How is everyone feeling? For a long time, I was doing well, however, I have noticed my anxiety levels are up these days and I am so thankful I have audiobooks and sewing/quilting to keep me company.

As I stated quilting is one of my stress releasers so I have been trying to get as much quilting in as possible these days.

I have finished quilting this year’s church raffle quilt! It is a beauty if I do say so myself. This year we will be offering tickets all over the world so this should be interesting. It is twin sized and named Summer Stars. Here is a sneak peek with more info to come soon.

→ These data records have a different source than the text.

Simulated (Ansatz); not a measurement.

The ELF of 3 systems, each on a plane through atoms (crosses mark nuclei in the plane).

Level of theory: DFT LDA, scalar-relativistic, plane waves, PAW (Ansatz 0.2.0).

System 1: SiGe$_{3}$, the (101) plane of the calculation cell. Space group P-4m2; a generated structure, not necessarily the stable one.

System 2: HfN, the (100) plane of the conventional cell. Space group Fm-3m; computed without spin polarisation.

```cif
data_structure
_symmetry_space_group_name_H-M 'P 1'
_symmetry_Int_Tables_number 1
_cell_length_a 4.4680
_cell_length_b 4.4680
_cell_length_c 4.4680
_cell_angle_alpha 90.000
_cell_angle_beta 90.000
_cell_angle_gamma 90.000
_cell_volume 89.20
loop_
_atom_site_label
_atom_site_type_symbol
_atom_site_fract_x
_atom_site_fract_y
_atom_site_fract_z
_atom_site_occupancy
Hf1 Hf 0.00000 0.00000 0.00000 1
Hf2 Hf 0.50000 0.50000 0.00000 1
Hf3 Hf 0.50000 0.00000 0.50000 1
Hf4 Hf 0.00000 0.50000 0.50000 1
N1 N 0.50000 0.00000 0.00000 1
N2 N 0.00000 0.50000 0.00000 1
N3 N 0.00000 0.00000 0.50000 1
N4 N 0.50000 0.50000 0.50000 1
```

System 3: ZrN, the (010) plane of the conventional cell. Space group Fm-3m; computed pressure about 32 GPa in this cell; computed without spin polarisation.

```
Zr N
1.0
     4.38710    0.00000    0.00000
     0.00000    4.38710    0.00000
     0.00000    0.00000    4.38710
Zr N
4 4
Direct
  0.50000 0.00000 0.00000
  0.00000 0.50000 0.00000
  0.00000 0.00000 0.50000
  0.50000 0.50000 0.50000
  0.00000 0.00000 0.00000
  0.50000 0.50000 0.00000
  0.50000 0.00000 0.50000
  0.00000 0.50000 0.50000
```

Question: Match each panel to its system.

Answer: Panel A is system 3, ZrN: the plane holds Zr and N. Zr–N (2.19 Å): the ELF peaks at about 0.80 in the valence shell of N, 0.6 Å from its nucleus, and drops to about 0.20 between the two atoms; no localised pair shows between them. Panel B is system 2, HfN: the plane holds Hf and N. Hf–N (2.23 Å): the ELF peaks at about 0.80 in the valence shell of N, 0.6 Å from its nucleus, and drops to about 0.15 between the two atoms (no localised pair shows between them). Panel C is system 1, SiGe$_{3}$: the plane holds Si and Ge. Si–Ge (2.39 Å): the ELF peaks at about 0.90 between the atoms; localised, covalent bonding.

Another Quilt Kit Bites the Dust

I have finished another quilt kit! This was one I had purchased about 6 years ago on a trip to Maui with my Mom, Aunt and Uncle. It is a simple quilt using a variety of different bark cloth prints. The white cotton fabric used for the sashing has hibiscus flowers on it so is unique to the area.

While I was in the shop, I also purchased some barkcloth yardage thinking I would use it as a border. While making the quilt I decided that the quilt was big enough without the border, and the design could withstand not having a border so decided to use that fabric for the binding and the remainder on the back.

I had purchased a length of bark cloth some years back while visiting Tahiti that had swordfish on it and had always wondered what I was going to do with it, so remembering I had that piece pulled it out and was delighted to find out I could use the whole piece on the back with the remainder of the Hawaii purchased bark cloth making up the rest of the back. I had just enough!

Don’t you love it when things work out like that?

What’s on the Design Wall?

The next project is on the design wall! It’s another quilt kit I purchased many years ago now. It’s Pam Bono’s Remembrance Day Poppy Quilt. I pulled the kit out a year ago to work on it however, there it sat again until just now. I was a little worried that it would be really complicated, and the instructions wouldn’t be good but so far it’s been great. I had to read the pattern through a few times but once I wrapped my head around the cutting and piecing instructions, I realized that it really is like a fabric puzzle and done in a very logical manner.

Quilt Top Finished Now What!

One of the questions I get asked a lot from new quilters is what are there options on finishing their quilt? Sometimes the instructions quilt as desired doesn’t always cover it especially if you are uncertain as to what that actually means.

So your quilt top is now finished, all your hours of piecing the top have ended and now what?

Well, you have several different choices you can

  • Hand tie the quilt
  • Hand quilt the quilt
  • Machine quilt the quilt in the ditch using a domestic sewing machine
  • Free motion quilt the quilt using a domestic sewing machine
  • Free motion quilt the quilt using a longarm machine either hand-guided or computerized
  • Send your quilt out to be quilted by a professional Longarm Quilter

All of the above are great choices and you would end up with a wonderful, finished quilt.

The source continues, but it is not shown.